Greening initiatives would achieve environmental and social well-being goals by the integration of economical circularity and sustainability and therefore address the environmental and socio-economic issues associated with urban sprawl.

By becoming climate-resilient, Ho Chi Minh City can show the world that it is meeting several of the United Nations Sustainable Development Goals: Zero Hunger, Good Health and Well-Being, Reduced Inequalities, Sustainable Cities and Communities, Life Below Water, Life on Land, Industry/Innovation and Infrastructure.

Internet of Things (IoT)

Ho Chi Minh City should be more innovative in applying IoT as a tool in improving livability and to progress in global 5G implementation by employing many applications including:

- Optimizing the flow of traffic during peak times by controlling traffic lights at major intersections would reduce congestion and pollution from idling motorbikes and vehicles.

- Implement a waste collection system where residents, businesses, and informal waste collectors participate in a digital reward system for depositing set amounts of recyclables/refuse in collection depots located conveniently throughout the city. Reward incentives based on digital accumulation of collection points will maintain litter-free streets and canals, through discounted shopping, free data usage, free transit fares, etc.

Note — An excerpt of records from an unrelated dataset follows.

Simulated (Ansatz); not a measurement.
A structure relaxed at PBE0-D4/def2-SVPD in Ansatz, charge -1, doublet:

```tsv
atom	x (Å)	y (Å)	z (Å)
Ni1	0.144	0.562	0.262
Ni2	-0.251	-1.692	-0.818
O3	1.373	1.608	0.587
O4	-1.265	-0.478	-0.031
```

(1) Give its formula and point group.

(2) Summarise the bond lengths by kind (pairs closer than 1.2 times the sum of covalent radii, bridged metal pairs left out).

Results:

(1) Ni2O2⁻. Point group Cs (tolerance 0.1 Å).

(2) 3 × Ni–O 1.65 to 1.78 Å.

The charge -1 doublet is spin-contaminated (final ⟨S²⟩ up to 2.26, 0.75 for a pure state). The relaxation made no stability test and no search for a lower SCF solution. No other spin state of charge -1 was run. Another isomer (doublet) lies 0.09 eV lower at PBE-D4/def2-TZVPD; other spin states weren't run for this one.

- Develop a Ho Chi Minh City-specific app for visitors that would allow them to explore the different districts for entertainment, shopping, dining, and conventions. All useful information can be available on a smartphone that can be downloaded even before arrival. It is advisable to roll out an app on a global scale as part of a marketing plan focusing on tourists and business travelers and this app can be used to highlight successful sustainability and climate initiatives being achieved in Ho Chi Minh City.

All these initiatives would help elevate Ho Chi Minh City in the global scene.